Hello all,
I happened to see the Vijay Iyer Trio at Birdland a couple of weeks ago, and I wrote a review (posted below) of the show. I figured that since Tara did a presentation on him, it would be relevant to include my review in this blog. I hope you enjoy it:
Time Flies When You’re Experiencing It
Lee Konitz sat at the bar in a white linen jacket at Birdland on Saturday night. He wasn’t performing, just checking out the scene. It probably wasn’t a coincidence he came by the night the Vijay Iyer Trio took the stage.
Mr. Konitz—who played alto saxophone with Lennie Tristano in the 1950’s—developed his dry, distinctive sound at a time when Charlie Parker mimics were flourishing. He sat serenely sipping his drink, his back to the stage, as pianist Vijay Iyer reverentially—but not self-effacingly—pointed out him out to the audience. Mr. Konitz, 82, and Mr. Iyer, 39, are of different generations, but they both understand their respective traditions and know what to take from and add to them.
Mr. Iyer is a polymath: an elegant man with profound thoughts in his head and on the piano. He has incorporated math, poetry, history and multiculturalism into his music. He studied physics at Yale. He operates with a complicated sense of purpose while keeping his artistic output relatable.

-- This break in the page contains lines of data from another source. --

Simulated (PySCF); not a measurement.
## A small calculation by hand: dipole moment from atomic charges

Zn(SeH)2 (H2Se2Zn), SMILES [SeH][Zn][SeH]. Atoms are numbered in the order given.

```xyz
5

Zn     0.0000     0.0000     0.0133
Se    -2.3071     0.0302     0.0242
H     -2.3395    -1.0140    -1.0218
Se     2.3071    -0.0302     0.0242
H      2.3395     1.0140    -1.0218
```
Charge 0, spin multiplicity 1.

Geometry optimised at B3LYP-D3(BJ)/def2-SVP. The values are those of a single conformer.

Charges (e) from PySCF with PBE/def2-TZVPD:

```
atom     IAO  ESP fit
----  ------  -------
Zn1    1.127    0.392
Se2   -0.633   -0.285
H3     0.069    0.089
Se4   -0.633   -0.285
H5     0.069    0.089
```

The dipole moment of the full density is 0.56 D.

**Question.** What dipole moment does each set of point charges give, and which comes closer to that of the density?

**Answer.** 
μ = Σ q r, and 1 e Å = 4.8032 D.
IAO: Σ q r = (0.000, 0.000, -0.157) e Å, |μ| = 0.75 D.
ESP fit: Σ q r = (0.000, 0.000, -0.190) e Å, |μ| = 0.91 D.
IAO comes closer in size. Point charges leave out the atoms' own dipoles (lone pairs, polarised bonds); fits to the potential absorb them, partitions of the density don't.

His trio—with drummer Marcus Gilmore and bassist Stephan Crump—plays complicated music, without drawing too much attention to complication. This group represents a new, ecumenical way of doing the piano trio: with touches of funk and Broadway and post-bop and hip-hop in its sound.
And there’s a balance in its sound and style that lets you know this group wants to be understood. You might not know what the time signature is at every moment, but the music still lets you in, makes you feel comfortable.
On Saturday, Mr. Iyer was pounding out chords with both his hands in seven-eight time for one jumpy section of a song. It sounded as regular as four-four—a good thing.
Rhythm is important to Mr. Iyer. “When you hear music,” said Mr. Iyer in an interview, “the rhythm is the underpinning of the way you experience it. In a way, the melody and harmony are secondary to that because rhythm guides you through the experience of time, and that’s such a fundamental quality of human experience.”
At one point, in M.I.A.’s “Galang,” Mr. Gilmore—the grandson of Roy Haynes—laid down a funk beat on the hi-hat, snare and bass. Whenever it appeared this beat might slip into glibness, he unfolded it with a snare-hit or an empty space that melded into Mr. Crump’s cushiony bass lines.
In Leonard Bernstein’s “Somewhere.” Mr. Crump laid down a walking bass line. Mr. Gilmore put down a beat that lassoed the propulsion of Mr. Crump’s bass line and turned it on top of itself. The melody, which Mr. Iyer played, floated clearly and beautifully above the mesh. In the Andrew Hill song “Smokestack,” Mr. Iyer played a pensive solo introduction that sounded, at times, like Thelonious Monk—with hints of stride and dissonant chord voicings and off-the-beat one-note interjections.
And in a way, this trio is playing in a vein that extends from Monk himself. Monk may have been inscrutable, but his music wasn’t. He wrote some of the catchiest and wittiest melodies in jazz. And he worked very hard at them, despite their seeming simplicity. The Vijay Iyer Trio, above all, preserved the original feelings of the songs they covered, while adding their own formal rhythmic calculations.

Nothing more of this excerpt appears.